Wednesday, November 24, 2010

Grab Bag

First of all, let's get the cheap pleasantries out of the way: happy Thanksgiving, safe times, family, friends, blah blah blah. I don't have a problem with hearing people give thanks, but I feel like it's disingenuous for a person to wax rhapsodic about the various things and people they are thankful this one day of the year. In the same way that some people use Valentine's Day as an excuse to be really, extra-special sweet to his or her significant other, this just seems like an excuse to congratulate yourself on being awful nice for this one day. Having said that, Thanksgiving equals turkey, stuffing, gravy, mashed potatoes, and pumpkin pie. For that, I am forever thankful.

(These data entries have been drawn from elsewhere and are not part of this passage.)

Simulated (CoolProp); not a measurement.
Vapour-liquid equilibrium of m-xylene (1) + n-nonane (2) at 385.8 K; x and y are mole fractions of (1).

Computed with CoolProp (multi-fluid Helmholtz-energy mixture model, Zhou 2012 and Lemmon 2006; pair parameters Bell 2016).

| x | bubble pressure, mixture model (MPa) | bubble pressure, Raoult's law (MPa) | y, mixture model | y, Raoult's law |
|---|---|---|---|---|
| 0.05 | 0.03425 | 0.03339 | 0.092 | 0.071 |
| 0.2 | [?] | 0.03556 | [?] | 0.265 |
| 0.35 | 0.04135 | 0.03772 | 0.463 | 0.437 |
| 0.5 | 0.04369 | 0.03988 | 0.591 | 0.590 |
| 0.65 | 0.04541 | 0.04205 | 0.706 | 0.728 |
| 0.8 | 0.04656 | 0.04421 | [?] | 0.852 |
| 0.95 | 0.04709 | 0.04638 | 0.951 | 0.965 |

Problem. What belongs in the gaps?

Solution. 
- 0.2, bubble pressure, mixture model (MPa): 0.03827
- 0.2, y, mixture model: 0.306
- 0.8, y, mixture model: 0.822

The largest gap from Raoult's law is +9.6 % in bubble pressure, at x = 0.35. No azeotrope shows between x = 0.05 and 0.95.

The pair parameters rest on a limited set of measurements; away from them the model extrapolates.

Over the last few days, I read Bill Carter's latest entry in the seemingly endless late-night talk-show saga, The War For Late Night. As you may have guessed--if only by the fact that, yes, I am under the age of 50--I'm always going to be on Team Coco, but for the most part, I'd say Carter does a fair and evenhanded job of portraying all the main players, and even a few supporting members of the book's cast. Not much about Jay Leno, Conan O'Brien, David Letterman, and others will shock you; Leno is a joke machine, Conan has bouts of depression, Letterman is self-loathing, etc. What frustrated me--aside from Carter's decision to get into the more public information in the final 100 pages, as opposed to spreading it out--is Dick Ebersol. Based on what I've read about him in other books, Carter's either one of a cadre of journalists who have created this weird image of him, or he's just an arrogant jerk.

Ebersol credits himself, more than others, if memory serves, as one of the guiding lights of Saturday Night Live. Certainly, Ebersol was involved, but I think he decided, after also being the show's executive producers for 4 years while Lorne Michaels was off the show, that he was as much a comedy guru as Michaels is or was. Ebersol, in the book and in public, thinks ill of Conan O'Brien for his conduct during the whole debacle in 2009 and 2010. Why, where does he get off thinking that Conan has the 11:35 show? It's not like he was promised it in writing, and Jay Leno said he would quit. Yeah, there's logical justification (at least none provided by Ebersol) for this kind of narrowminded behavior, which is what rankles me. Ebersol knew nothing of comedy; while the decisions are strictly business, I'm still baffled by how surprised the NBC executives were when Conan wasn't just going to go along with their plan. Final point: Conan was kicked out of the 11:35 timeslot because his ratings were not great. Just about 9 months since Leno took over the position, his ratings are as bad or worse than Conan's. And yet he stays. Sigh.

We are apparently the owners of a new cat. A kitten, really. Elyse was alerted to the kitten's presence yesterday at her school, where it was being chased around by teenagers trying to kick it. Ah, to be young, stupid, and have no future at all, as the line goes. We're bringing the kitten to the vet on Black Friday, just to make sure it's healthy (it is frighteningly thin, not just light), but it looks as though, yeah, we're back to four cats. I kind of liked having just the three for a few months, but I'll take the four. The kitten--still not officially sure of the sex, surprisingly--is very cute and scared, so I'm going to come around. But I'm not there yet.

Have movie studios decided that opening movies on Wednesdays is like moving TV shows to Fridays? This month, five movies will have had their opening days on a Wednesday. Can you name them without looking anywhere else online? The movies are, in chronological order, Morning Glory, Tangled, Love and Other Drugs, Burlesque, and Faster. Only Tangled seems like a sure thing, and that's partly because it's a Disney movie, but none of these movies have hit the radar big time. Had Tron: Legacy opened on a Wednesday, maybe it'd be big. But this year, studios have just dumped movies on Wednesdays, and act shocked. I do not know why. No one is aware of these films existing.

Finally, even though it's the night before Thanksgiving, watch Terriers. It's on FX, it's at 10 p.m., it's a dark yet funny buddy-detective show, and it needs to be watched by everyone. Do it.